Never trade off the headline earning numbers, Cramer said Monday, because expectations are everything.
Take Lowe’s for example. Its stock dropped Monday morning after reporting earnings of 34 cents a share, a 2 cent miss, before the opening bell. Its revenues also fell 1.6 percent year-over-ear, and it lowered guidance. But it was a mistake to sell into the weakness, Cramer said, because this was a great buying opportunity.
You could have bought into that panic, Cramer said, and you would have made money as it rebounded.
The retailer’s news should have come as no surprise, Cramer pointed out. Lowe’s was downgraded last week by Buckingham Research, the bad weather factored into store sales and it was facing tough comparisons versus last year. Plus, the housing market has been terrible for ages and higher oil prices were an issue.
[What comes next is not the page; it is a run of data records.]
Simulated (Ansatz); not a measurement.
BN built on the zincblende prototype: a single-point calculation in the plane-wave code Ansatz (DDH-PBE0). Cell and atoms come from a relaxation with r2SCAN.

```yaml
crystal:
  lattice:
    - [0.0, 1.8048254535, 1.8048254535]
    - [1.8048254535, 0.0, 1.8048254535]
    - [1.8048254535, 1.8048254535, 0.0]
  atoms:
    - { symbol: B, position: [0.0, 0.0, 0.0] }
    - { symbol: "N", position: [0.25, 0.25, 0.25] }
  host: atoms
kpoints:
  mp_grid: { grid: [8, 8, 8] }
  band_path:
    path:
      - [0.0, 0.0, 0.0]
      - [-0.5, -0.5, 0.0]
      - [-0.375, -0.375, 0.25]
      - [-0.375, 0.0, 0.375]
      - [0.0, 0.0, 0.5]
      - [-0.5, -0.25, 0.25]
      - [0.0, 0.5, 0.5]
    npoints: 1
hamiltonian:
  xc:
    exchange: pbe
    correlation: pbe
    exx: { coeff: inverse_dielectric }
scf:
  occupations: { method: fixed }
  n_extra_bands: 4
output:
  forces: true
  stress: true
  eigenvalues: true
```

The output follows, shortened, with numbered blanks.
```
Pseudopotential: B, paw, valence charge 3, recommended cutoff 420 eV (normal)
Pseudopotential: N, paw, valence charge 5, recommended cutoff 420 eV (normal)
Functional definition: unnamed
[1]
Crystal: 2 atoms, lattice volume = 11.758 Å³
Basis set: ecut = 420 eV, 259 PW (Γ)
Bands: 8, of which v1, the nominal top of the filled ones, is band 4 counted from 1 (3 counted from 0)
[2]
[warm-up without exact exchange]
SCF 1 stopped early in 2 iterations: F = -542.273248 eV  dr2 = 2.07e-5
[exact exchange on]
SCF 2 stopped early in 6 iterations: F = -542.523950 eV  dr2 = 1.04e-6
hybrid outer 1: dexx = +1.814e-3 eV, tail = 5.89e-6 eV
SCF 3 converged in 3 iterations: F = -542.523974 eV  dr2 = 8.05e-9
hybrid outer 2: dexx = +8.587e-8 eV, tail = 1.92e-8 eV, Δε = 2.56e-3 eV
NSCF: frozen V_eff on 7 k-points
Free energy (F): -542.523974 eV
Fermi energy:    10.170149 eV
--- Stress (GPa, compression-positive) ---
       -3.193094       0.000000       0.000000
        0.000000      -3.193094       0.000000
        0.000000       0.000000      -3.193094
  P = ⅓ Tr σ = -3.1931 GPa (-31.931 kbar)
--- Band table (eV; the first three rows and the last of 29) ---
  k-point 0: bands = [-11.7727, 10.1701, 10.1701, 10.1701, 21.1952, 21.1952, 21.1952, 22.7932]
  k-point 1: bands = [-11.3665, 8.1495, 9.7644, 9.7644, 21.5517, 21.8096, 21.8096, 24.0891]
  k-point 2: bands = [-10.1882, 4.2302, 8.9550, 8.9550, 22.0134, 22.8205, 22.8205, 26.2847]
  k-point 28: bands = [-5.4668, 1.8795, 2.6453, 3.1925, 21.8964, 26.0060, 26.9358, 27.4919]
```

In fact, when you dig a little deeper, Lowe’s actually posted slightly better than expected results. Its gross margins expanded by 20 basis points and its operating expensive ration fell by 48 basis points. It also kept inventories in check, and bought back more stock than it said it would. These are all things that are in the company’s control, Cramer said, and that means Lowe’s is doing better.
“Now that management has shown that they can deliver,” the “Mad Money” host said, “just imagine how well Lowe’s will do when demand returns.”
Lowe’s is far from perfect, and won’t be until demand recovers. But Cramer said the company apparently feels good enough, based on what it sees in May trends so far, to forecast two percent same-store sales growth. Lowe’s did lower its full year earnings forecast due to higher gas and inflation costs, but Cramer believes oil will keep falling. And Cramer said that leads him to believe the company’s guidance will turn out to be very conservative.
Cramer said Lowe’s may not be better than Home Depot , who reports Tuesday before the bell. However, he pointed out that HD is in the third year of its turnaround while the comeback for Lowe’s has only just begun.
“Lowe’s is making progress, that’s what matters,” Cramer said. “They’re doing what they need to do in order to build a better company.”
Another retailer saw the opposite scenario happen Monday. J.C. Penny reported it earned 28 cents a share, up from 25 cents. It took out its 52 week high before reversing, giving back all its gains and then some. Cramer said the expectations for J.C. Penny were out of control high, and once people realized the quarter was a low quality beat and that inventories grew faster than sales, they dumped out of the stock.
Cramer said the lesson here is that expectations matter. Once investors Lowe’s quarter was what people were anticipating, the stock rebounded. Expectations remain low even as the comparisons are getting easier. Stores will also see an increase in sales due to the rehabilitation after the recent storms. “That, my friends, is exactly how bottoms get formed,” Cramer said.
*When this story was published, Cramer’s charitable trust owned Lowe’s.